Strengthening the Health Sector Through Improved

MoHSS Under Secretary Policy Development and Resource Management, Mr Peter Ndaitwa and WHO Representative Dr Magda Robalo gave remarks at the meeting
MoHSS Under Secretary Policy Development and Resource Management, Mr Peter Ndaitwa and WHO Representative Dr Magda Robalo gave remarks at the meeting

Partner coordination

There is an idiomatic expression that states, “Strength in numbers”. This idiom is being taken to heart in Namibia as it convened a Stakeholder Consultation meeting on 29 March 2012 with the aim of improving collaboration and coordination among health sector partners. The meeting brought together nearly 40 participants from Government, UN Agencies, United States Government Agencies (USAID and CDC), embassies, academic institutions and NGOs.
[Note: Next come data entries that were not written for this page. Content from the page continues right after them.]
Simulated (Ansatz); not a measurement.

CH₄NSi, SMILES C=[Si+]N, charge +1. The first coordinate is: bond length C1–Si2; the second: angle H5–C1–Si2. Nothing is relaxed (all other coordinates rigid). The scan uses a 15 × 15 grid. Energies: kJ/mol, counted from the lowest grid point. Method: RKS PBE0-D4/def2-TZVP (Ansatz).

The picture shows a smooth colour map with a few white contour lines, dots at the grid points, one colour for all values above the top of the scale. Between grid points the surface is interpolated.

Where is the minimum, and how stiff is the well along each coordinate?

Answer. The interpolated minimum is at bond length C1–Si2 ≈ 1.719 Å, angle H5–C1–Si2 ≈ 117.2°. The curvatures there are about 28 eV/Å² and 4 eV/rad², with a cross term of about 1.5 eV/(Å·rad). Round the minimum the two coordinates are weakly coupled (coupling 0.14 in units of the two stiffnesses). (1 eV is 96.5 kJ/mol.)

The aim of the consultative meeting was to garner stakeholder input regarding how to improve health sector coordination in the spirit of the high-level agreements signed by over 100 countries including Namibia such as the Rome Declaration on Harmonization (2003), the Paris Declaration on Aid Effectiveness (2005) and the Accra Agenda for Action (2008).

What is collaboration across sectors and levels?

Inter-sectoral collaboration is the joint and concerted action taken by health and other government sectors, as well as private, voluntary and non-profit groups, to improve the health of populations. It can take different forms such as cooperative initiatives, alliances, coalitions or partnerships.

Effective collaboration requires:

  • A clearly stated purpose, based on shared values and interests.
  • Finding common ground for joint planning and collective action to improve health.
  • Focuses on mutual win-win solutions where each party benefits.

Coordination structures within the health sector

The consultative meeting was held in light of the changing context in which health partners are operating namely: the deepening financial crisis; diminishing resources among traditional health donors; the World Bank ranking Namibia to an upper middle-income country; the MoHSS restructuring underway; and the need to consider a more strategic scope for health development actors towards sustaining health efforts.

MoHSS Director of Policy, Planning and Human Resource Development, Ms Bertha Katjivera in her opening presentation noted, “There are no formal mechanisms for the MoHSS to coordinate health actions of partners. The current approach is built on a number of structures that bring stakeholders with common interests together.

These include the quarterly review meetings of the MoHSS and UN Agencies, MoHSS, US Government Agencies (PEPFAR, CDC and USAID) Review meetings, the Inter-Agency Coordination Committee that brings Immunization stakeholders together, Namibia Coordinating Committee on AIDS, Tuberculosis and Malaria (NaCCATuM), the Country Coordinating Mechanism for Global Fund, the National Alliance for Improved Nutrition (NAFIN), the Maternal and Child Health Coordination Committee, and various technical working groups and task forces, mainly in the area of HIV/AIDS and maternal and child health.”

Simultaneously, the Government has had to contend with meeting the reporting, monitoring and evaluation requirements of various donors and different agencies and organizations, posing challenges and taxing its limited capacity. To this end, the MoHSS requested support from WHO to undertake a comprehensive review of coordination mechanisms of the partners’ operating in the health sector and make proposals for improved coordination.

WHO Representative, Dr Magda Robalo noted, “It is commendable that the MoHSS is taking strides to establish formal coordination mechanisms to ensure that through concerted actions all resources, including financial are optimally put to use and mobilised sustainably, effectively coordinated, equitably distributed and efficiently utilised in accordance with the MoHSS’s policies and guidelines.”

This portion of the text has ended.